On Pander, Telyscopes Remain Audacious and Unsentimental

To put it mildly, few artists are as ruthlessly unsentimental about their past work as Jack Hubbell, the creative dynamo behind Philadelphia indie rock project Telyscopes. As he sang on the standalone single “Be Nimble” earlier this year, he’d “rather drink bleach” than rehash the lo-fi period that produced 3×3 (Little Square Boxes), one of his most enduring records among fans. And, to be fair, look how far he’s come in the four years since then. Consider the much more dialed-in rendition of “Tsar Bomba” the band played as a Tiny Desk submission this year, or their dark, esoteric, and ironically-titled EP Pander, out as of this week.

It’s not a project devoted fully to pandering on the one hand or self-indulgence on the other, though. If anything, it’s listener-agnostic. Pander opens with “The Devil (XV),” and it’s a plea to look–then run–the other way, so when it screeches to a halt and then into a harsh, distorted loop, you can’t say Hubbell didn’t warn you. Even with its surreal tempo shifts, it’s the EP’s most understated track, built on contemplative electric guitar by Scott Stevenson and Vincent “Crawfish” Sterling. Under a subtly sticky, semi-sad melody, it carries the first taste of the project’s sinister undertones.
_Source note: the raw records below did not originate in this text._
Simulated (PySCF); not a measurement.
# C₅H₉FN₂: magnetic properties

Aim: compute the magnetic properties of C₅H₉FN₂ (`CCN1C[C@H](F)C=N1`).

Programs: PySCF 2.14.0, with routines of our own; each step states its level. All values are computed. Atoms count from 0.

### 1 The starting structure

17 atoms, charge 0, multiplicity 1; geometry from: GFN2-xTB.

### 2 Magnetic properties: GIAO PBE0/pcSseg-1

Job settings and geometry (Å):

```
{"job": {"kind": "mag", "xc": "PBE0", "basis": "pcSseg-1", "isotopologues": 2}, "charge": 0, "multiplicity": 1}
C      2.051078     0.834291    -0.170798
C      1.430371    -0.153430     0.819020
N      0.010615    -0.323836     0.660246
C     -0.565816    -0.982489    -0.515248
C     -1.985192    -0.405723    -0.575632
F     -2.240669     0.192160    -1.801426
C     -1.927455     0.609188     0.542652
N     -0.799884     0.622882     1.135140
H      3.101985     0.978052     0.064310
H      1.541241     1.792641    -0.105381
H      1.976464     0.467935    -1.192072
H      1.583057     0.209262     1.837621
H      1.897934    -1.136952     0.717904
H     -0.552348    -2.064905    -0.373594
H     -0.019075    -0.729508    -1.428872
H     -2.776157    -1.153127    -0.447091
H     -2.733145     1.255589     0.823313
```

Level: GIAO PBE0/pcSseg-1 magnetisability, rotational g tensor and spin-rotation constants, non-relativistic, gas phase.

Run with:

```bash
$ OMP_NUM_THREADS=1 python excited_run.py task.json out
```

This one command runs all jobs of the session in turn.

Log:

Hubbell has long dabbled in synths and sampled drums, and he’s recently made his tracks accessible for remixes, but “Anaphylactic Shock” takes the plunge into electronica–devilishly danceable with its techno beat and funk guitar breaks. Additional production by producer Dave Gravagno–aka Shady Monk–takes it up a notch, building a tense, foreboding cloud around an honest-to-god club banger, albeit one that concerns “felonies inconceivably evil”–if they happened at all.

That may be a departure from more typical Telyscopes sounds, but it doesn’t approach the apex of the album’s anti-pandering, which is “Medley: Group Prayer / Sonata Del 1422 / Look Me in the Eye / Please Clap.” Launching out of a pitch-shifted, vaguely sarcastic reading of The Lord’s Prayer, it smash-cuts through passages of spoken word and angular instrumental, culminating in a gleefully unhinged monologue from bassist Michael Horvath and a bright, rocking outro.

Hubbell is an avowed fan of avant-garde greats like Captain Beefheart and Frank Zappa, and here he makes one of his most direct and audacious homages. It’s not for everyone, and that’s by design; whether it works for you will depend on whether you can laugh at the arrangement’s more gratuitous elements, like the bike horn and glockenspiel, and whether you can situate yourself in the unselfconscious in-the-moment-ness of it all.

Throughout Pander, his lyrics blend religious, historical, and political imagery, often in more opaque configurations than usual. Back on Perfume, bringing up Princess Diana to talk about mortality felt pretty straightforward. I’m less sure of why he puts himself in the shoes of Lee Harvey Oswald in “Frame By Frame,” the grim, gonzo closer (I sense an overarching theme of guilt, or the lack of it, but I’m still chewing it over). Still, there are rewardingly self-referential lines that die-hard fans will recognize, tying the puzzle back into the larger Telyscopes body of work.

Though Hubbell stays committed to sonic reinvention, there always seems to be another crumb in that trail of breadcrumbs. It’s a joy to pick up, and it may help you find your bearings in the sheer volume of the band’s output–including, by my count, six full-lengths, two EPs, and two remix collections in just the past five years. When the releases drop that fast, no one batch of songs feels truly definitive, but maybe that’s the point. It makes each one an equally strong place to start listening. Pander breaks other molds, but not that one.